Or, is China, to its own ends, tightening controls as it preps for the October celebration? A source on the ground suggests China isn’t taking action against Hollywood blockbusters, because not only does the country receive 75% of the box office revenue they generate, the authorities think such a move “could be seen as more aggressive behavior.”
Currently, and as per norm through the end of June, a raft of summer tentpoles is making its way to Chinese multiplexes, ahead of the annual — if unofficial — July blackout on studio movies. There are different schools of thought as to which way the winds will blow through the rest of the summer and into September.
Already there are signs of disruption. In April, MPAA chief Charles Rivkin told reporters at CinemaCon that a new film contract was being “re-examined” and that the USTR was negotiating directly with the Chinese government. Those talks, we hear, are now stalled again. Then in May, the Game of Thrones finale did not air as scheduled in China, with Tencent Video claiming transmission problems at the last minute. HBO said the culprit was the trade dispute. There also is word of a clampdown on non-studio imports to China — disheartening after the recent success of Oscar winner Green Book. (Foreign titles like those from Bollywood and the $50M+ grossing Capernaum are not thought to be affected.)

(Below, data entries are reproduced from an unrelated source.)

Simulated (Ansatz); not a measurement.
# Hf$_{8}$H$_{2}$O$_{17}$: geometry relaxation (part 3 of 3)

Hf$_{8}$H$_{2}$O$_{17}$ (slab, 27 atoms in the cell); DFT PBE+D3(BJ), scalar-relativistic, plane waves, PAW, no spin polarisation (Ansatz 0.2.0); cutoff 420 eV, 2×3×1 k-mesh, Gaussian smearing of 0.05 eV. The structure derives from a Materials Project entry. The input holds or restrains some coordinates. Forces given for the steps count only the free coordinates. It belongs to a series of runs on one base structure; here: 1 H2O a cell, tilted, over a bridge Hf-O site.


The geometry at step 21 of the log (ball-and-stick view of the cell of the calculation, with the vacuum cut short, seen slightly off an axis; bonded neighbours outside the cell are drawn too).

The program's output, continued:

For the majors, which typically get just a 30-day heads-up on release dates, the issue that is causing the most confusion and consternation is access to Chinese cinemas. USC professor and China expert Stanley Rosen says it’s “standard operating procedure for China,” when it’s unhappy with a country, to “punish that country with the strongest tool in their tool kit: access to the Chinese market.”
Here’s a closer look at the situation.
A downturn in China’s box office fortunes as it looks to overtake North America in 2020 throws up various scenarios about what’s immediately ahead. Does China maintain the July blackout and lean only on local product to power turnstiles, then open things up later in the season as per usual? Does it relax the July/August corridor to allow specific Hollywood titles behind the Great Wall in those months and then shut the doors again in September, reserving the window for patriotic movies before the anniversary? Or does it fully sideline all Hollywood titles from July-October? The latter would be the worst-case for both sides.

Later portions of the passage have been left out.